Thursday, March 18, 2004

The Right Amount

Civil law judgements against wall st investment banks, specialists ( many owned by same investment banks ) & mutual fund companies amount to several billion U$D. This is just scratching the surface of the lemon. For decades as an independent trader, I paid mostly 1c per share. It is true that concurrently the big boys, the mutual fund investors, with real clout were paying ~5c per share on several trillions of shares per year for many years. This was business as usual, custom and usage and all that that implies. Convenient that the costs of research were shifted by fund managers to investors as commissions through soft dollar arrangements. These costs were genuine costs of business for managers and advisors --a cost of doing business surreptitiously shifted to the mutual fund consumer (us). Isn't it the case that by paying 5x what was avaliable to an ordinary professional participant ( me ), that the 4c per share is forfeit from the fund management companies in favor of their client shareholders? Next to the question of treble damages....Serious Dough.

Monday, March 15, 2004

Kerry for President?

March 8 media sez Kerry was told by heads of state that he had their vote, White house responds promptly, asking for specifics and Kerry's people are silent. Then come's the Boston Globe reporter for political reporting saying the transcription was bungled and "foreign" leaders was in fact "more" leaders...This took place late in the day on 15 March ( the Ides of March ) one week after the story broke. Was Patric Healey fishing in the Artic Circle?...was he in a coma?... what took Kerry's people so long to corral this local boy?? is the question that niggles. Is this any indication of the focus or lack of focus on the part of Kerry's campaign and can we expect a more favorable alacrity in a Kerry administration?

Friday, February 27, 2004

Add Back the Legal Fees: Interesting juxtaposition of articles in today's Wall Street Journal.

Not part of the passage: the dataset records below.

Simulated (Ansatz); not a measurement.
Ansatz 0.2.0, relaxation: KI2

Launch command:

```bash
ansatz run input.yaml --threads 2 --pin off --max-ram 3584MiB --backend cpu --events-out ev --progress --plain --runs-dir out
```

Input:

Grasso Lawyers, NYSE Exchange Letters

By KATE KELLY
Staff Reporter of THE WALL STREET JOURNAL


The attorney representing former New York Stock Exchange chairman Dick Grasso has penned a strongly-worded letter to the Big Board, stating that he has no plans to return the $139.5 million retirement pay that forced his departure last fall, according to exchange representatives.

The letter, written by Williams & Connolly trial lawyer Brendan V. Sullivan, was first reported this morning by The Washington Post and the Financial Times. In it, according to published reports, Mr. Sullivan states that Mr. Grasso "has no intention of returning any portion of his compensation to the Exchange," and that "if the Exchange believes it has a valid claim, it should file it, rather than conducting a campaign through the press…in an attempt to pressure Mr. Grasso."

Mr. Sullivan's letter, which was sent yesterday, was in response to a Feb. 12 letter written by interim Big Board chairman John Reed, demanding that Mr. Grasso, who left under pressure last September amid an outcry over his compensation package, return $120 million of the nest egg to the exchange, according to the representatives. Mr. Reed wasn't immediately available for comment, and a spokesman for the Big Board had no comment.

The correspondence highlights the fact that despite referring its investigation of how Mr. Grasso's pay was set and given out to state and federal regulators last month, NYSE officials -- namely Mr. Reed -- are still working to take back some or all of Mr. Grasso's nearly $140 million compensation. On Jan. 8, the NYSE board voted to pass a report prepared by former prosecutor Dan K. Webb on Mr. Grasso's compensation on to both New York State Attorney General Eliot Spitzer and to the U.S. Securities and Exchange Commission to determine whether state not-for-profit laws (under which the NYSE is incorporated) or federal securities laws were violated.

At issue is not only the $139.5 million that Mr. Grasso received last year, but an additional $57.7 million he believes he is owed -- $48 million in future retirement pay that he was contractually slated to receive, and another $9.7 million in severance pay that would be due him if his ouster were deemed tantamount to being fired.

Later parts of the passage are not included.